U-173 under Heinz-Ehler Beucke July 1942 Bahamas patrol

U-173
            The next patrol began in Kiel Germany and was led by Heinz-Ehler Beucke, age 38 at the time, on the Type IXC boat U-173. Sailing on a 98-day patrol (its first of two), the boat left Lorient for the Second Flotilla and arrived south of Bermuda on the 13th of July 1942. From there it proceeded rapidly southwest for the Windward Passage, entering the Caicos Passage between Mayaguana and Providenciales on the 16th of July.
On the 17th U-173 rounded the northwest tip of Inagua and entered the Windward Passage on the 18th, exiting the region for the Caribbean Sea. The boat was to spend ten days in the region, and returned on the 3rd of August. From the Windward Passage it  transited the area from Cape Mole off Haiti east along the north coast of the Dominican Republic to Puerto Rico and then out of the region north of Anegada on the 6th of August. No tonnage was struck or sunk during this patrol.
On the 16th of August U-173 was sighted by an American Hudson aircraft under Pilot Officer Kennard, who dropped four depth charges. These damaged the boat, but it managed to escape. Twelve days later, on the 28th, another Hudson under Sillcock dropped four more depth charges on her, which damaged the boat heavily. The same day a USAF B 18 attacked U-173, and she was ordered to return to base. Before she could do so a Hudson under Badger attacked her on the 29th. Having left Kiel on the 15th of June to reposition to Lorient following the patrol, the submarine was refueled by U-460 in the central North Atlantic in mid-July (Wynn, Vol. 1, p.131).
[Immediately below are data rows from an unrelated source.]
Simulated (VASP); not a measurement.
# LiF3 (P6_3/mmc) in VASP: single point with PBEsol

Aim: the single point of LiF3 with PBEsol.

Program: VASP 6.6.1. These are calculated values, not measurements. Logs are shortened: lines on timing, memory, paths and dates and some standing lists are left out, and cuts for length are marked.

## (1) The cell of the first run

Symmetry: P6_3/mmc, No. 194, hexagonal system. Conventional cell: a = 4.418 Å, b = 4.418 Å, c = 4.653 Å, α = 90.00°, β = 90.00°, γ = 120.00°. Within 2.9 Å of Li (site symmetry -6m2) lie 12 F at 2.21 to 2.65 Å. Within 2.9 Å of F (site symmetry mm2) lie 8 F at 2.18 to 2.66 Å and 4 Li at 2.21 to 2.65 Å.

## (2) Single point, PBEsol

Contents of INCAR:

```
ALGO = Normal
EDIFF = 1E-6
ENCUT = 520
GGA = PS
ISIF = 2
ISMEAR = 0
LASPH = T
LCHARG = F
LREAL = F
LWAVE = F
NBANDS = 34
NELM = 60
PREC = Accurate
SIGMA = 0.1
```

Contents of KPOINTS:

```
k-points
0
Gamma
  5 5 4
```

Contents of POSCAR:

            Over his career since joining the navy in the Crew of 1922 Kapitän zur SeeHeinz-Ehler Beucke was not able to achieve any ships sunk or damaged. He only ever went on this one patrol in command of a submarine. He received no decorations and lived until the age of 75 in 1979. Little more is known of him, for example whether he was stripped of his command immediately on return from an unsuccessful patrol or whether his assignment ashore was incremental.
In contrast, the skipper after Beucke, Oberleutnant zur See Hans-Adolf Schweichel managed to sink or damage four US destroyers of 29,274 tons (Joseph Hewes, Winooski, Hambleton and Electra) in the first sixteen days of its next patrol starting on the 1st of November, however the boat itself was sunk off Casablanca on the 16th of November 1942 by depth charges from the US destroyers Woolsey, Swanson, and Quick. All 57 on board were killed.